I’m married to a Seattle girl. I love that city and its suburbs. I love the food, the artistic landscape (there’s art and music everywhere), the open embrace of diversity, the “green all year” climate, the Pike Place Market, the Puget Sound, the fresh salmon, coffee everywhere, and – oh, yes – the woman who fell in love with me and moved along with her daughter (whom I also love dearly) to Illinois to marry me. I love Tiffany’s whole family. I love her dad in Great Falls, Montana and how he reminds me of my own dad in so many ways. I love her mom and her stepdad in Seattle. I also love Tiff’s ex-husband, her daughter’s father, who is gracious, caring, and sweet.
And there’s the football. Tiff’s friends and family are Seahawks fans. I didn’t really follow (or even understand) football have a team prior to our marriage, but we’ve been excited to watch the Hawks these last few years.

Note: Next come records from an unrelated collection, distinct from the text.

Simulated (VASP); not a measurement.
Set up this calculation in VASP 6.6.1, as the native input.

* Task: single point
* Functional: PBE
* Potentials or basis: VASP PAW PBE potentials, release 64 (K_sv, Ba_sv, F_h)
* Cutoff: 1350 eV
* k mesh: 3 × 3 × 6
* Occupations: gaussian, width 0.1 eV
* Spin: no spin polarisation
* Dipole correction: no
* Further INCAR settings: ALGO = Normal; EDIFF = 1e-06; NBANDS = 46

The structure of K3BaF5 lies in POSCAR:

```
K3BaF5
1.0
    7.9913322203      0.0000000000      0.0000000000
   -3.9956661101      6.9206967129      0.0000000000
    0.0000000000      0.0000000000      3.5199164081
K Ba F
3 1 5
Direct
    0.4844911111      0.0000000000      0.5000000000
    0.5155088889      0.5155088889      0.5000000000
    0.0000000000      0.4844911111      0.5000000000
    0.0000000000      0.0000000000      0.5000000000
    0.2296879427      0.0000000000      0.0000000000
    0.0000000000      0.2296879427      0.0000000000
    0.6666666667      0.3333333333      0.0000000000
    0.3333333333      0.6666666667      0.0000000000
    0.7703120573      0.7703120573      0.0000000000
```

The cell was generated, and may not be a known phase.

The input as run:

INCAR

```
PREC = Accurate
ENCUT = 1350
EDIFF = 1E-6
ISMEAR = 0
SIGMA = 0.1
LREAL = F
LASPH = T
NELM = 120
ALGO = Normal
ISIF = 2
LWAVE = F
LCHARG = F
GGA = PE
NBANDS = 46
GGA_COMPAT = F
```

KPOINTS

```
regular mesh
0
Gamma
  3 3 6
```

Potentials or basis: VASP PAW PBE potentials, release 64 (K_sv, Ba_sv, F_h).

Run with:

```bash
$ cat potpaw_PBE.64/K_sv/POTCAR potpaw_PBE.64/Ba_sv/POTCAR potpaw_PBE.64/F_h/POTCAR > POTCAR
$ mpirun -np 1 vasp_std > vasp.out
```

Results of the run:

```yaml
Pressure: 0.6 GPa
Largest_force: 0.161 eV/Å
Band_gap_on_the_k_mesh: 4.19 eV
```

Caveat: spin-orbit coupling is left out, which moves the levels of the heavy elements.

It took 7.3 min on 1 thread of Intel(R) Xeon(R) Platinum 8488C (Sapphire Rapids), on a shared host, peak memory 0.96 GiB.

Our family had a great time Sunday night watching the Seattle Seahawks beat the San Francisco 49ers to advance to the Super Bowl this past Sunday night. It was an exciting game, a real nail-biter. It literally came down to the last play in the final seconds of the game. Colin Kaepernick threw what looked for all the world like a touchdown pass to Michael Crabtree in the corner of the end zone. But Richard Sherman sprang up and got a hand on the ball before it could hit Crabtree, forcing an interception by Malcolm Smith that helped the Seahawks hold the lead until the clock ran out.
Then Sherman gave the interview. You know the one. And the internet blew up. It’s still blowing up. Everybody has an opinion on Richard Sherman’s sportsmanship, character, and attitude.
And I’m about to give you mine.
This reflection is based on a book I am currently reading. It’s called Mindset: The New Psychology of Success by Carol Dweck. The essential thesis of the book is simple. There are two basic mindsets that one can adopt, two attitudes toward success and failure that play a huge role in one’s approach to problem-solving and career-building. The first is called a “fixed” mindset, and it’s the attitude that things like intelligence, problem-solving ability, and talent are innate, fixed characteristics. Success and failure reflect upon the intelligence, character, and innate abilities of the person. The second is identified as the “growth” mindset. Failure is perceived not as a reflection upon one’s character or talent, but as a challenge to learn from and overcome. Dweck reflects upon the lives and careers of athletes, businesspersons, academics, and others who represent, to one degree or another, each of the two mindsets.
To make a long story short, failure sends a fixed-mindset person to the cry room. The fixed-mindset person will make excuses or try and cover up his/her failures. She or he will take every failure, every loss personally as if it reflects poorly upon their character, talents, and abilities. On the other hand, failure sends a growth-mindset person to the practice field or the woodshed.
(Of course, this is an oversimplification. Success begins with an interplay between one’s innate characteristics and chosen mindset, along with a dose of advantages/disadvantages that are beyond each individual’s control. Those with a growth mindset may be limited to some degree by external disadvantages, but refuse to be defined by them.)
Something tells me that Stanford professor Carol Dweck would place Stanford graduate Richard Sherman in the “growth-mindset” category.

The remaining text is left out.